Them again?

I get it. You know about the hummers already. But here's the thing: before the eclipse, I'd never attached my camera to the telescope. I came home one day and my partner was smiling. He'd pointed the telescope at the hummingbird feeder outside. Secured the camera. And waited for me to freak out. Which I did. Because HUMMINGBIRDS. 

I did a lot of standing there. Fixated. Missed shots. Waiting. Not wanting to actually go into the office but stay here all day in my new little blind. And the birds are even harder to photograph—because they're still really quick and now the focus is on the telescope and not the camera. Ug. 


The photos are from both of us. We left the camera there for a week or so. I'm not convinced any of the pics are for-real in focus. This means I need to practice more, right? Now I'm dreaming of making myself an ID book. Capturing photos of each individual, so I can begin to tell them apart and better understand my little neighbors. A girl can dream.  


The spit

Near Tillamook. I've known about the ice cream and tasty cheese. But I'd never heard about the Bay Ocean spit—a sliver of land between the river and ocean that once housed a thriving community. Until, that is, it washed away into the ocean. Whoa.

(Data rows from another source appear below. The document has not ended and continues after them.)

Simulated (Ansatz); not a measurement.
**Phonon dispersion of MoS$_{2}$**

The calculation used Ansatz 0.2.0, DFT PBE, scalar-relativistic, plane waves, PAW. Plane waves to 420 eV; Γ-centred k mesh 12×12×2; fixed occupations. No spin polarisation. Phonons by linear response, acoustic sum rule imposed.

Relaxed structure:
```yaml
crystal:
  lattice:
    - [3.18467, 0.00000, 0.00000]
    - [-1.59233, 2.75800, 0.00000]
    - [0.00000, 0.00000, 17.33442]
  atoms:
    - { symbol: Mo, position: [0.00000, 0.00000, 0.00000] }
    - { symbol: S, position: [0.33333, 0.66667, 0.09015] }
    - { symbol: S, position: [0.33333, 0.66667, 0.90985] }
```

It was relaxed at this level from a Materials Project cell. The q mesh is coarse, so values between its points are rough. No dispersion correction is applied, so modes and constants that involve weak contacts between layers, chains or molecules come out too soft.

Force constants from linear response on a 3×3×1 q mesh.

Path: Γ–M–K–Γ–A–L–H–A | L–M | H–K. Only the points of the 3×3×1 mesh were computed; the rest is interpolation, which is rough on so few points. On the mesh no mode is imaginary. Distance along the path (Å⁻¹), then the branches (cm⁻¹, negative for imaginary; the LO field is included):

Now it's a quiet landscape. Perfect for one last camping trip of the year. We packed in some sangria, a couple books, a Frisbee and the trusty tent.



I have my partner to thank. He researched relentlessly. Made filters and ordered glasses. Jumped at the chance to stay at the dorms at Oregon State University. And invited his parents (who are in there 80s, by the way) to join us. The Great American Eclipse was passing through Oregon. And we beelined for the zone of totality. SUCH A GOOD DECISION.